Tony Banks, an opposite in terms of ideology if not necessarily outspokenness, responded: ‘As I listened to the honourable gentleman I realised that he is one of those who makes Ayatollah Khomeini seem like one of the bleeding-heart liberals of whom the honourable gentleman accuses our country of having.’

Banks, of course, did manage to find some sort of conventional respectability in later years, first with his stint as Minister of Sport and then in his role overseeing the House of Commons art collection before elevation to the Lords. This transformation from cheeky chappie to at least slightly distinguished cheeky chappie never happened for Evans, but he did actually try.

Politically he was more naturally aligned to Margaret Thatcher than John Major, but it was under his fellow working-class football and cricket fan (though Evans was a committee member of Middlesex CCC rather than Major’s Surrey) that he at least got a step on the ministerial ladder, though very much the bottom rung as a PPS for the PM’s future nemesis John Redwood at various departments between 1990 and 1993.

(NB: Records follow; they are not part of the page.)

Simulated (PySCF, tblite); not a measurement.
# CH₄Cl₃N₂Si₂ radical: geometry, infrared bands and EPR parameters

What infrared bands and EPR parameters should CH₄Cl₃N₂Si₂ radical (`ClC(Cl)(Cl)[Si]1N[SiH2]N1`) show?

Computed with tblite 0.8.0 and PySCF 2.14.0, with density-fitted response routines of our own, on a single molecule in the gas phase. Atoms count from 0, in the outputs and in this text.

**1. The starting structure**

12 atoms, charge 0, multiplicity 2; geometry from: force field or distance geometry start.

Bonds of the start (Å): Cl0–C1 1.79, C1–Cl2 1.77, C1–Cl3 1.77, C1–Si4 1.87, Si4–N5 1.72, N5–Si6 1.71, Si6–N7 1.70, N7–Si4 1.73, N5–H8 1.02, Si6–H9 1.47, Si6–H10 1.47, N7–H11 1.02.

Evans even did his best at acting the Major loyalist, asking in PMQs on 7 March 1991: ‘Does my right honourable friend agree that under his outstanding leadership we have become a united party determined to defeat inflation and the Labour party when the general election comes?’, continuing in the same vain until Speaker Bernard Weatherill, not for the only time when he was in the chair and Evans was on his feet, intervened: ‘I think that is enough.’

Evans’s trying-to-persuade-himself effusiveness was no more effective in making him a reliable loyalist than it was in assuaging Weatherill’s barely concealed impatience with such speeches. In the end Evans abandoned his role as Redwood’s bag-carrier and opted for election to the 1922 Committee executive. He did stand as a leadership loyalist to oust Maastricht rebel Sir George Gardiner, but was soon settling into a role as another of the bastards out there for Major.

Barely was Evans on the 1922 executive than he was fuming to the News of the World that minister Tim Yeo should step down for having an affair, saying: ‘If ministers cannot adhere to the moral standards they are preaching at us every day, they ought not to stay in office.’

Any hope he might be taken seriously was fading, though. A call just ahead of the 1994 local elections for six Cabinet sackings prompted fellow Tory MP Gyles Brandreth – a man in touch with received opinion within the parliamentary party – to reflect in his diaries: ‘We know Evans is a music-hall turn who likes to play the loutish Essex man for a laugh.’ Brandreth, lest anyone should think that from him ‘music-hall turn’ might be a compliment, added: ‘In my opinion, he’s a tosspot.’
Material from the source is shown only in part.